The one to come is here! 11:1-19
Our passage for study gives us an insight into John the Baptist. We see him as a man facing haunting doubts about Jesus; is Jesus truly the Messiah? We are given a clear description of John's important role and we are introduced to his person: a great man, yet rejected.
v1-5. John has been arrested for preaching against Herod, and particularly for insulting Herod's wife, cf. 4:12, 14:3-12. From jail, he hears of Jesus' healing ministry and wonders whether Jesus is the messiah, the one who will baptized with the fire of the Spirit, Jol.2:21-32, or whether he is the promised Elijah-like prophet who prepares for the coming messiah, Mal.3:1, 4:5, cf. Lk.7:11-17. So, John sends his disciples to ask Jesus, "are you the coming one?" Jesus answers John by running through some of the signs that are performed by the coming messiah, cf. Isaiah 29:18f, 35:5f, 42:6f, 61:1.

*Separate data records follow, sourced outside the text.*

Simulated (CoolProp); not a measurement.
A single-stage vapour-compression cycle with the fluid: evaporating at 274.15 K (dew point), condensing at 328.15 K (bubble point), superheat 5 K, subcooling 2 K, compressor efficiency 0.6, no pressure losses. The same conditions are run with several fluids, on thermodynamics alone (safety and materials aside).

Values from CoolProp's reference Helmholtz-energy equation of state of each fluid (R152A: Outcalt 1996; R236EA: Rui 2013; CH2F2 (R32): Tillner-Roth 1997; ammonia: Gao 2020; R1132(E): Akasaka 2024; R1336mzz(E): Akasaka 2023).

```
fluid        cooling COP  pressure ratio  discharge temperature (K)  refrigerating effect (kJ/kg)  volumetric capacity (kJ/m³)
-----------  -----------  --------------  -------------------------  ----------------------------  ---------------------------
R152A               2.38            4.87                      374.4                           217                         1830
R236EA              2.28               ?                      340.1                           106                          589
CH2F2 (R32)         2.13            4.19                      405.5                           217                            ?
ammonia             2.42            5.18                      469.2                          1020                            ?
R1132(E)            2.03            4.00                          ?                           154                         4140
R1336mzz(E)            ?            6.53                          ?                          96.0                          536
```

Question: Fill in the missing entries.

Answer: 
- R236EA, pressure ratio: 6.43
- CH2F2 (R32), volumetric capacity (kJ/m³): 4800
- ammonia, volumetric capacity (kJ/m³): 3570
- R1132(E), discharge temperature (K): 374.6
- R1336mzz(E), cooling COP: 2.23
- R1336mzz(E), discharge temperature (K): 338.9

v6. Jesus reminds his listeners, "happy is the man who does not lose faith in me." In the face of doubt and fear, happy is the person who sticks to Jesus through thick and thin.
v7-10. As John's disciples leave, Jesus comments on John's role and his person. Most people knew of John and many had gone out into the wilderness to hear him speak. They had not gone out to witness a non-event, or to look upon a rich man. What they saw was "the Elijah of God" as prophesied in Malachi. John was truly the forerunner of the messiah.
v11. Jesus goes on to speak of John. Although John is great man, Jesus, the lowly servant of the kingdom, "is greater than he."
v12-13. The point of this saying is that John has fulfilled his role of ushering in the new age of the kingdom. Now, the kingdom of heaven is pressing its way into the world and people are enthusiastically receiving it and entering it. In the Old Testament, this time was promised, in the Baptist it was announced, and in Jesus it is realized.
v14-15. So, John the Baptist is the promised Elijah, a prophet with the task of announcing the new age of the kingdom. Our task is to take hold of its blessings.
v16-18. Jesus describes his generation (and in a sense our generation) as a group of fickle children who don't want to play the funeral game, and don't want to play the wedding game. John appears on the scene as a desert nomad, serious and sombre, but they say of him that he is demon possessed. Jesus appears on the scene celebrating life, but they say of him that he is a winebibber and glutton. You can't win; this generation is childishly fickle.
v19. With a concluding proverb Jesus makes the point that the assessment of both John and Jesus by his generation is flawed.
Jesus and John the Baptist|
There is great pathos in this passage of scripture. We don't really know what was in John's mind as he lay in prison, but it must have been hard for him to hold fast to the idea that God's eternal reign was about to be realized in the messiah. Was John not in prison? How is that a blessing of the coming kingdom? Of course, John had known of Jesus from a young age, but what specifically was Jesus' role? Was Jesus the messiah, or was he the promised Elijah whose role was to announce the coming messiah? Questions and doubts; the beginning of faith, or faith under stress? There is much to learn from this great man, this real man.
1. The doubts of John
It is normal for us to feel that doubts equate with little faith, so therefore, we tend to hide our doubts and fears - pretend that they don't exist. Yet, doubts are a normal part of the Christian life. The mystery will remain until we see through the glass clearly. Meanwhile, sticking with Jesus is what matters, doubts and all.
2. The witness of John
John witnessed to the coming messiah, and we too, like John or even Elijah, are witnesses of the coming day.
3. The greatness of John
Faithfulness is no easy business, especially when we have doubts or face opposition. Still, striving to follow the pathway set before us is a privilege. We need only remember that our standing in the kingdom gives us a position of great privilege.
4. The rejection of John
We can easily find ourselves the brunt of fickle human nature - attacked and slandered without due cause. Jesus promises that at times this will be our lot. Yet, sadly we ourselves bear that same fickle nature. How often do we meet someone and feel an instant dislike for them? From then on, whatever they do and say is wrong. The danger is we then hide our dislikes, but continue to give vent to them with expressions of self-righteous indignation. We have all said, "he has a demon", "he is a glutton."
Consider the four points drawn from this passage and discuss their relevance for your own church and its life of faith.